Early childhood education strategies backed by science
Early childhood education is vital for children to grow into well-functioning adults. You might think ‘it’s a bit too soon to think about that, isn’t it?’ But there’s never too early a time to help children get the best start in life. Scientists, scholars, and researchers have looked over and debated for years about the best type of early childhood education.
Science, technology, research, engineering, arts and mathematics. STREAM and its variations are core principles in school curriculums around Australia. In a recent blog article, Ebony from the Capalaba centre wrote about how the staff and children incorporate these principles in everyday activities.
The human brain is a supercomputer, one of the most complicated on Earth. STREAM moulds little minds through imparting vital knowledge. Thanks to these programs, children learn literacy and numeracy, and refine their motor skills.
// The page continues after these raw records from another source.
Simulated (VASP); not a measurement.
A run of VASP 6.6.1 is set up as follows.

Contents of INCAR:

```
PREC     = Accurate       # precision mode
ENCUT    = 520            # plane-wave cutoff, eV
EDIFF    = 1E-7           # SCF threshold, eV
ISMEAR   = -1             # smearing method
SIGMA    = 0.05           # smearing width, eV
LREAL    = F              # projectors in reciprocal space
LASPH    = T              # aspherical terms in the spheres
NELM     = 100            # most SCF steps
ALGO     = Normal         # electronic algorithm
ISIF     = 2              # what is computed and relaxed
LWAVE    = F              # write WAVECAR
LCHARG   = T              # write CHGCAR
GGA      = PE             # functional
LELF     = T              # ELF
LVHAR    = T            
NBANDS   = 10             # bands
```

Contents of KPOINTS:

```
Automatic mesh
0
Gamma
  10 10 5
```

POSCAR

But how do the kids learn? They do so actively, not passively. Play-based learning is key in early childhood education and facilitates STREAM principles.
Look at the group of pictures below. Diane Kashin Ed.D, read a book called Sticks and Stones to the members in her workshops and then directed them to a table. It was piled with natural materials like pinecones, rocks and sticks. The participants were asked to build or organise them with STREAM in mind, leading to the formations you see in the pictures.
Children at the Eskay Kids day care centres do similar activities. We paint pieces of bark, organise flower petals, and children often do their own role-play scenarios. They use critical thinking to stack building blocks so they won’t fall (engineering). They use books to develop their literacy and create imaginary characters (technology and arts, respectively).
In early childhood education, play isn’t just done for enjoyment. It’s used by the carers to check the children’s development. Progress is closely tracked and reported regularly so the kids can meet, and exceed, the outcomes of the Early Years Learning Framework.
Research into trends, improvement, and current performance is never finished. In fact, the constant presence of technology has opened a new niche. It includes cyber safety and how technology impacts play, sustainability, and a child’s awareness of their well being. Lists of current projects are available on the Learning Sciences Institute Australia website.